This is divine. Marc Jacobs announced on Instagram that Bette Midler will appear in his Spring 2016 campaign joining comedian Sandra Bernhard and director Lana Wachowski. It’s another diva worship moment for Jacobs who turned to Cher last year to be one of the faces of his Fall 2016 campaign. Midler, who on occasion sits front row at pal Michael Kors‘ show during fashion week, made an appearance at the Marc Jacobs show in September at The Ziegfeld Theater, which was our first hint that the designer and icon were up to something. (Debbie Harry was also in attendance. Could she be the next announced campaign face?) Jacobs wrote a heartfelt love note to the Divine Ms. M yesterday on Instagram when he revealed the image.
MJ’s words:
“What a privilege it is to know your heroes.
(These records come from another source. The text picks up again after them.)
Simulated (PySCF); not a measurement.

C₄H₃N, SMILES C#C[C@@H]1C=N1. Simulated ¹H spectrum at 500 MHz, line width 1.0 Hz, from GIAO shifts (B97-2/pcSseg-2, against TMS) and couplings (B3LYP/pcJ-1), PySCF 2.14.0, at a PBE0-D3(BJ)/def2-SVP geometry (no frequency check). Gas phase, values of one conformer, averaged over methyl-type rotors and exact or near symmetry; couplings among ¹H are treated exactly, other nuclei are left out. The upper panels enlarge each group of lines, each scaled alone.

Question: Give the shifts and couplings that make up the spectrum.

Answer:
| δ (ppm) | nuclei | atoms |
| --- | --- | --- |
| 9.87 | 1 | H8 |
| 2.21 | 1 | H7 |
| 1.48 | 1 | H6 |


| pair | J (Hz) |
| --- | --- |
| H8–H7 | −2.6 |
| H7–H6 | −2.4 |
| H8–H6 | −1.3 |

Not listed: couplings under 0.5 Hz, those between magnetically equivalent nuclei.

My earliest memory of Bette Midler was somewhere around the age of nine years old. I remember (at that young precocious age) hearing about her performances in the basement of the Ansonia Hotel’s, Continental Baths. I vividly remember the genuine excitement and love I had for Bette’s music. I was curious and excited by her energy, power and the exuberance in her voice and bold, brassy glamour. To this day, I still credit Bette Midler (unbeknownst to her) with a large part of my foray into fashion design. At age ten when I discovered the image drawn by Richard Amsel for her album cover, I was so instantly enamored by the silhouetted Bette in a black dress wearing platform sandals with a wedge of red curly hair that I recreated it on the back of a jean jacket with acrylic paint and embroidery floss and proudly wore it to school.
The onset of the spring/summer 2016 season began with my interest in the pride of being an American, however, I have always maintained that I’m a New Yorker above all else, a different breed entirely – one whom at nine years old is aware of the Continental Baths and more importantly the sexy, glamorous and sublime, Bette Midler.
After a conversation with Katie Grand about New York nostalgia she had recommended a documentary on the BBC that profiled Bette throughout her career and New York City. While I have always felt a certain connection with and influence by Bette, the moment that struck me so profoundly was a statement she made about her footprints from the past disappearing as she retraced old haunts of her once familiar New York. It all felt so relevant and apropos of the pieces of the yet-to-be collection that lay before me weeks before the show. It reminded me of the pride I felt in having the privilege of calling myself a born and raised New Yorker.
To her beauty, her brass, her glamour. To that energy, vitality, verve, nerve and curve…
I’m so happy to share this beautiful portrait by David Sims.”
Paging Barbra Joan Streisand for Fall 2016.